Maddox Gallery, which has spaces in London and Dubai, has been accused of inflating the value of artworks used as collateral for loans. The claim was leveled against the gallery by Luxury Asset Capital (LAC), a lender that provides loans secured against high-value assets, according to a civil complaint filed last August in the US District Court for the Southern District of New York.
According to the complaint, LAC alleges that Maddox provided knowingly false “good faith estimates” of the secondary market value of artworks by Duncan McCormick and Albert Willem in order to induce LAC to accept those works as substitute collateral in exchange for a valuable George Condo painting.

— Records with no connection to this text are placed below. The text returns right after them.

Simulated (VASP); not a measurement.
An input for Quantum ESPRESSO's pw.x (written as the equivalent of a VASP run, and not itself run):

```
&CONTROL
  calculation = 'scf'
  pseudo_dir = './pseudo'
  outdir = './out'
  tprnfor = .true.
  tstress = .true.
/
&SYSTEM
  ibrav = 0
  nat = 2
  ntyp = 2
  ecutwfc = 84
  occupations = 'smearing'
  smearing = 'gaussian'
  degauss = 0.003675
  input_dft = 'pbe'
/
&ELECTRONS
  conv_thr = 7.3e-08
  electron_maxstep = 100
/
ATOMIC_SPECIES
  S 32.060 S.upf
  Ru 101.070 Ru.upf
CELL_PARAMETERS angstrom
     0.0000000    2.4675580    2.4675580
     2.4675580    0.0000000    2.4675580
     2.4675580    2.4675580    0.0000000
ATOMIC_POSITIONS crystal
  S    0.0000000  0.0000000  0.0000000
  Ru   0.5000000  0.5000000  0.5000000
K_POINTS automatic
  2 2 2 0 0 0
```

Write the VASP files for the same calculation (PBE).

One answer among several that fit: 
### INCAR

The dispute traces back to July 2022, when LAC made several loans to an art dealer named Seth Carmichael, accepting as collateral a pool of blue-chip artworks by artists including Condo, Rashid Johnson, and Robert Nava. After Carmichael defaulted on the loans, Maddox contacted LAC, claiming it had previously purchased some of the same works from Carmichael but had never taken possession of them. LAC’s counsel told Maddox, according to the complaint, that the gallery’s title claims were not viable under the Uniform Commercial Code because delivery had never occurred. To resolve the competing claims without litigation, the two sides struck a deal in December 2023: Maddox would provide LAC with a pool of substitute collateral—highlighted by works from McCormick and Willem—in exchange for the Condo in LAC’s collection
LAC now claims Maddox had been involved in a “pump and dump” scheme in which a network of actors artificially bid up auction prices for McCormick and Willem works—sometimes to 10 to 15 times the pre-sale estimates set by auction houses—and then used those inflated figures to justify trades and sales from its own inventory. After the alleged bid-rigging ceased, according to LAC, the auction prices for both artists fell, and the lender says it was left holding works worth “only a small fraction” of what Maddox had represented. LAC further claims that Maddox CEO and director, John Russo, reassured LAC in a September 2023 email that “our valuations were quite conservative” and that “any sales will most likely generate a stronger result than what we have concluded.” LAC is seeking compensatory and punitive damages.
Nick Sharp, Maddox Gallery’s co-founder and managing director, told ARTnews in an email that it “categorically denies LAC’s claim.” He slammed the accusation as “bizarre and irrational” and said it’s “premised upon a wild, outrageous, speculative, and untrue conspiracy theory.” LAC, which has offices in locations including New York and Palm Beach, did not respond to ARTnews‘s request for comment.
Maddox’s Sharp contended in his email that the gallery and LAC entered into a “good-faith dispute” over the ownership of some artworks. He said the matter was settled in 2023 through a private and confidential agreement, under which LAC transferred the disputed works to the gallery in exchange for a number of replacement pieces. Sharp confirmed that some of the works provided to LAC as substitutes were pieces by Willem and McCormick.
“LAC had full knowledge of each of the substitute pieces, and a full opportunity to vet each of these pieces, before entering into the 2023 deal,” Sharp said. “LAC filed its recent lawsuit against Maddox in bad faith, and in a transparent and baseless attempt to unwind the 2023 deal to which LAC voluntarily entered with its eyes wide open.”
Sharp argued that LAC’s claim is based on the “conspiracy theory” that Maddox breached the parties’ agreement by “somehow orchestrating a massive international conspiracy to manipulate the art market and inflate auction prices for works by Willem and McCormick, all apparently to induce LAC to enter into the parties’ 2023 artwork exchange.”
“LAC has identified literally zero supporting evidence for its outlandish, irresponsible, and false claim,” he added, saying that “Maddox has never been party to anything even remotely resembling the scheme LAC describes, nor would Maddox ever involve itself in such a scheme. Indeed, Maddox has never once bid on, purchased, entered for sale, or sold at auction any work by Willem or McCormick, either directly or indirectly.”
Sharp said Maddox Gallery, through its US-based counsel, moved to dismiss the complaint and is now awaiting the court’s decision on that motion. “Maddox is highly confident that its position will be vindicated, and that the Court will ultimately reject LAC’s baseless allegations,” he said.
While the case is still in process, the presiding judge, Robert W. Lehrburger, filed requests for international judicial assistance for the taking of evidence from Christie’s UK and Sotheby’s UK, where several of the works in question appeared at auction.